Pembrey - History

History

The name Pembrey is an Anglicisation of the Welsh, Pen-bre. "Pen" is a Welsh word meaning head or top, and "bre" is an old Celtic word for a promontory.

The coastline began its retreat from the foot of Pembrey Mountain some 6,000 years ago, revealing land which shows human occupation since the Iron Age, with hill forts dating from around 400 BC. Roman pottery remains have been unearthed in the oldest parts of the village. Evidence of an early Norman motte-and-bailey castle has been suggested close to the village square and buildings remain in the village from later Norman times.

The village was home to Arnold le Boteler, a Norman squire of the 12th century. His manor, Court Farm, Pembrey, subsequently extended into a Jacobean manor house and then a farm, is now sadly derelict. The le Boteler (Butler) crest can be seen in the village church of St. Illtud, established during le Boteler's lifetime with its saint's name connected to his other estate of Dunraven, Southerndown, near Llantwit Major, Bridgend.

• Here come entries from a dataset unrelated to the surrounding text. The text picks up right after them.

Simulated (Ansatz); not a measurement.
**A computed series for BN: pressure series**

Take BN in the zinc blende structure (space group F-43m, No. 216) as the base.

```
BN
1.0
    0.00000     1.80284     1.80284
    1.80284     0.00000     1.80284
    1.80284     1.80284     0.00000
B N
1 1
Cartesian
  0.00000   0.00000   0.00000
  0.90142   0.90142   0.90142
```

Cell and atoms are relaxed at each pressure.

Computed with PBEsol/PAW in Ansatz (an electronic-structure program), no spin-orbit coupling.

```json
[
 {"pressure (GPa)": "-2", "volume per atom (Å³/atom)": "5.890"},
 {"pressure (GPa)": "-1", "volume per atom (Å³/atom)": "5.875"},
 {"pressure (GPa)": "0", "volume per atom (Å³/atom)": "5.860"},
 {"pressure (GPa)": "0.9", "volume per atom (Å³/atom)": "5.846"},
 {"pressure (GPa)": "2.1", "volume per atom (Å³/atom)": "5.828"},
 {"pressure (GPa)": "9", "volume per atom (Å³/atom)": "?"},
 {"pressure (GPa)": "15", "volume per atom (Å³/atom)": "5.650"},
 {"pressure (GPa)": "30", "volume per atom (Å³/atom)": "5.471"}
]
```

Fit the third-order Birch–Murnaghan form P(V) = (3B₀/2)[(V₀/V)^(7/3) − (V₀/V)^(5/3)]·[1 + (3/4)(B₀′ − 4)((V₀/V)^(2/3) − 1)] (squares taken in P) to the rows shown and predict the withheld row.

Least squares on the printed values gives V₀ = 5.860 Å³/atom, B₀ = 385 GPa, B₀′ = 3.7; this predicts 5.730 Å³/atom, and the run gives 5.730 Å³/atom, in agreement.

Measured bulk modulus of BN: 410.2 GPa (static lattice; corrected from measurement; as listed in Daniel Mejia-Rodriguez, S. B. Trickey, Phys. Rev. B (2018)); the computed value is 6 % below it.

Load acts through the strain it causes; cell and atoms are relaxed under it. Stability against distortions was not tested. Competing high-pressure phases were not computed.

Most of the village was created during the 18th and 19th century coal mining boom, when Pembrey was a port. Pembrey Mountain (in the Welsh language, Mynydd Penbre) was thoroughly mined by both Welsh and English companies for about 100 years and some reserves are said to remain underground. Pembrey's harbour was prone to silting and was abandoned in favour of Pembrey New Harbour - soon renamed Burry Port Harbour, just a mile further upstream on the Burry Estuary. The original harbour is now known as Pembrey Old Harbour.

Pembrey's mountain and beach Cefn Sidan are reputed to have provided some villagers with careers as wreckers, known locally as Gwyr-y-Bwelli Bach (translated as People with Little Hatchets) - attracting sailing ships with fires purporting to be beacons, then raiding them when they foundered. However, no firm evidence of wrongdoing such as booty has ever been discovered. Nevertheless, a number of vessels were certainly lost around Pembrey, including "La Jeune Emma" bound from the West Indies to France and blown badly off course in 1828. 13 of the 19 on board drowned, including Adeline Coquelin, the 12 year-old niece of Napoleon Bonaparte's divorced wife Josephine de Beauharnais. She is buried at St. Illtyds Church, Pembrey. The last large ship to be lost was the four masted windjammer, the SS Paul, carrying a cargo of timber and grounding in a storm in 1925.